At Saturday evening’s Command Briefing-an event that is held every morning and evening at 6 a.m. and 6 p.m., right before each crew’s 12-hour shift-excitement and anticipation showed in the faces and gestures of nearly every firefighter, as they prepared to go back into the work that many of them had left just eight hours earlier. The manpower focused on the Gap Fire jumped from 1,186 personnel as of this morning’s fact-posting, to 2,572 firefighters Saturday evening, July 5, to battle a blaze which has cost the state $6.2 million since July 1, when it started. Crews heading out tonight will have 12 miles of aversion line to complete in their effort to increase the fire’s degree of containment, currently estimated at 28 percent.
The crews’ primary focus during tonight’s shift will be tying up the northeast corner of the fire to avert flames from crossing near the Trout Club and jumping Highway 154 toward Santa Barbara. West Camino Cielo has been providing an excellent natural barrier for the fire; keeping it from sparking over to the opposite side is imperative.
Weather conditions look favorable tonight, with weak sundowner winds clocking at 16 miles per hour, pushing the fire away from Goleta, where firefighters have contained most of the South end of the blaze. Stronger winds of 25 miles per hour are predicted to pick up from 9 p.m. to 2 a.m. Humidity was 38 percent as of 9 p.m.
Identifying natural barriers and constructing dozer trails around the perimeter of the fire lines are two of the firefighters’ basic tasks, along with backfire operations-lighting fire from the dozer lines to burn out the natural fuel ahead of the fire. The firefighters are also protecting houses by any means necessary, from chain-sawing vegetation to getting rid of flammable lawn furniture. So far only four outdoor structures-such as sheds—have burned.
Governor Schwarzenegger was not the only elected official to appear at the Earl Warren Showgrounds today; Goleta Mayor Michael Bennett showed up to support the crews who were about to head out for the night’s containment work. Information Officer Stanton Florea commented on the governor’s appearance Saturday morning, “It’s good, it helps with morale. People on the ground know that they are supported.” (Although a few of the hardened firemen saw the governor’s appearance merely as a publicity grab, and not very inspiring at all.)

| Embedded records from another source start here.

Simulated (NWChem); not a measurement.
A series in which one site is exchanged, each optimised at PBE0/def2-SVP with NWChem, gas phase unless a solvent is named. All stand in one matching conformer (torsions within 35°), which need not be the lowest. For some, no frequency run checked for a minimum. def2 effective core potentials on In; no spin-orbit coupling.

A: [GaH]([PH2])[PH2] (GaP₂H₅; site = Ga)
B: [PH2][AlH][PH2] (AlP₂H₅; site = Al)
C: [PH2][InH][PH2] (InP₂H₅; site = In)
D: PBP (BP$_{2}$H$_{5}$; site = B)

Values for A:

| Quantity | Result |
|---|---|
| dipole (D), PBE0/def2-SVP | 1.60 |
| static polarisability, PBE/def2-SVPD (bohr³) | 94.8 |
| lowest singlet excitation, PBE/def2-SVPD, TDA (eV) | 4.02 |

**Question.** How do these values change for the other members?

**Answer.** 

Many of the crews had just left fires in Yosemite to join the fight against the Gap Fire. San Miguel Fire Captain Deron Hunt said that he has not seen his family in over 15 days, and the Gap Fire will add to that furlough from home. But these men appeared to love their job, and their sense of fraternity was palpable as they joked among themselves during their downtime. Their knowledge and ability to handle forest fires far outstrips that of outside help from National Guardsmen or other military—as they explained. Firefighters emphasized that they never underestimate what a fire will or can do, but despite the difficult conditions and long weeks in the field, they seemed capable of more than capable of adjusting to wind changes that might cause this fire to spread unpredictably.